The Survival of the Shameless

Rutger Bregman begins by insisting that honest analysis requires starting with the misery. Ours is an age of moral collapse amongst elites — one where power is accumulated not through competence, courage, or service, but through shamelessness.

First, he argues that modern elites increasingly resemble those of past declining empires. Like Rome, we see politicians who perform instead of govern. Like late-stage Venice, Europe risks complacent stagnation — rich, beautiful, but irrelevant. Wealth is inherited. Innovation stalls. Regulation replaces ambition. Young talent is wasted on consultancies and finance.

Second, he says this decay is cultural. Where previous generations wanted meaning, purpose, and social contribution, today's most privileged young people are guided toward money, status, and self-preservation. The corporate world pretends virtue while extracting rents and destroying value. Universities funnel their best students into what Bregman calls the Bermuda Triangle of BS jobs: consultancy, finance, and corporate law.

Third, he warns that this vacuum of meaningful leadership creates dangerous political possibilities. A generation disillusioned by elite cowardice is now vulnerable to a new authoritarianism: a tech-fuelled, post-democratic fascism that openly despises democracy and bets on public apathy. History suggests that declines can turn very dark, very fast.

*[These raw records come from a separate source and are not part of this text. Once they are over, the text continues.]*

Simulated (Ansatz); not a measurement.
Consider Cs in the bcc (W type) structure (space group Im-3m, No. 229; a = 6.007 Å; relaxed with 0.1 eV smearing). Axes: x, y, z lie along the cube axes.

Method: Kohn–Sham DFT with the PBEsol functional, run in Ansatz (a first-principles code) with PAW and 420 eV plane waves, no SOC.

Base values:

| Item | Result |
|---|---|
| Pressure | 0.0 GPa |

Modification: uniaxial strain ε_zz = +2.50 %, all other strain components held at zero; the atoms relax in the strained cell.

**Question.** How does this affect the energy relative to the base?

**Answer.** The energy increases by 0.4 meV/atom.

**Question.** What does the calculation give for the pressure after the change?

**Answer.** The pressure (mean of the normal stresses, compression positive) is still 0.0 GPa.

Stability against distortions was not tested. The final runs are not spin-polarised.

Finally, the problem is not simply personal greed. It is the abandonment of any idea that the purpose of power is to serve society. Bregman argues that we have taught ambition without ethics, privilege without responsibility, intelligence without integrity — and that collective misery is the consequence.

His conclusion is stark but hopeful: moral renewal is possible. History has seen it before. The task is to rediscover a form of ambition rooted in courage, virtue, and public purpose.

Because if the shameless continue to rule, decline is not where we end — it is where we begin to fall.